We’re really not big cold cereal eaters. I haven’t been since I was a little kid. But lately I’ve been making homemade custom-blended low-oxalate granola, which is mostly used as a topping for plain yogurt with fruit and honey. (Most commercial granolas have things in them that are on Tom Scud’s kidney stone avoidance list.) So typically it’s oats toasted in coconut oil, brown sugar, vanilla, with shredded coconut, walnuts and various dried fruits. Sometimes cranberries, sometimes regular or golden raisins or blueberries, less often apricots, etc.
I also typically have some Familia muesli in the pantry in case we run out of granola (I can eat it, even if he shouldn’t).
We don’t keep any of the kind of cereal you describe in our cabinets. The kids are gone and we don’t want them. We don’t keep any hot cereals around either because they’ll just cool off. But we usually have containers of oatmeal and cream of wheat that we never eat because they’re a couple of years old when the rare urge to cook and eat them arises so we don’t want them then. We do go through grits regularly, and there will be kasha too but we rarely eat that for breakfast.
My mom was a health food nut in the '70’s so we never had sweetened cereal. The home made granola mixed with home made yogurt comment above gave me flashbacks and shivers…
Now at the ripe age of 48, I indulge in my missed childhood. I always have Fruit Loops, Frosted Flakes and Cocoa Krispies on hand.

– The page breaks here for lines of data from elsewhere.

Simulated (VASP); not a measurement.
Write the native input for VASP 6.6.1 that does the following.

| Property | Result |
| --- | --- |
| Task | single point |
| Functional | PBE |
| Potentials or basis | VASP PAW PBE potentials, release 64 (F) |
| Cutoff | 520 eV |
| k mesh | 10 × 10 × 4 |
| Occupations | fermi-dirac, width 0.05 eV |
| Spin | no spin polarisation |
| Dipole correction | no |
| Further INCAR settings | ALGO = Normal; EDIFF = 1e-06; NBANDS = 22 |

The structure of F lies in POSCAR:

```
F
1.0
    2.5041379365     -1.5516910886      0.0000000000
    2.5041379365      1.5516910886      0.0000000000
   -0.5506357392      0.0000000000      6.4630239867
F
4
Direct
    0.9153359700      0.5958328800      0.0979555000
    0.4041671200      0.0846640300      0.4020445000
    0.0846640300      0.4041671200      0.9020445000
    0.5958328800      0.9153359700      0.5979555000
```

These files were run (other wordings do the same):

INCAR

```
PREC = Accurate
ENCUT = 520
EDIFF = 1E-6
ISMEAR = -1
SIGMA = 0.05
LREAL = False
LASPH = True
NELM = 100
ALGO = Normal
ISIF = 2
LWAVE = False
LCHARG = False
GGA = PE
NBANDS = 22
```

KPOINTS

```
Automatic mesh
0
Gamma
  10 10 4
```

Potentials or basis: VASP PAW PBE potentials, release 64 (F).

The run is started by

None. I hate cereal, and always did as a kid. One of the true blessings of adulthood is to not have to eat cereal. Or drink milk. Give me a bowl of cut up berries and banana with yogurt. Give me some eggs. Give me a bagel with cream cheese. But don’t give me no cereal!
Do you people have any idea what breakfast cereal is made of? It’s those little curly wooden shavings you find in pencil sharpeners.
Never touch the stuff. If I want a quick (uncooked) breakfast, I heat up a length of leftover baguette and eat it with Irish butter and French blackberry preserves and a cup of strong black tea with milk.
Most often, I have either the generic equivalent of Honey Bunches of Oats, or Life, for breakfast. I also sometimes have strawberry-flavored frosted wheats, crunchy raisin bran, or honey nut Os, often enough to keep those on stock, too (generic brands all, except for Life, which the generics can never seem to get right if you can even find them at all). I’ll occasionally pick up something else, depending on what’s on sale, but those are the mainstays. In general, I prefer my cereals sweet, but not sugar-is-the-first-ingredient sweet.
I absolutely love cereal. I think it goes back to my love of getting up before anyone else on Saturday mornings and watching Superman (the old George Reeves series) with a huge bowl of Something Fun, like Lucky Charms.
Nowadays, I eat a lot of cereal, but it’s healthier (Grape Nuts, Weetabix, or Mini-Wheats) – hey, I’m in my 60s.
But on Saturday mornings, I get up before anyone else and watch Superman on DVDs, with a huge bowl of Something Fun, like Lucky Charms (or, Trader Joe’s has a whole-wheat Cinnamon Toast Crunch, yum!).
Yeah, I’ve pitched the idea to her before. But she’s not interested. And now frankly I live in dread that she might join, and via her postings, destroy my mystique. :eek:
If you do a google search, you will discover a thread entitled something like “ask qadgop’s daughter”, some years back. I only point that out because said daughter worked hard to preserve my mystique.
I always said I pretty much only ate Cheerios, maybe Rice Krispies, because they float. I couldn’t take soggy flakes soaking up milk and sticking to the bowl. But then I found Obol. Genius!!
Although I still tend to just have Cheerios in the house. I always have the regular, but will also regularly buy multigrain, fruity and apple cinnamon.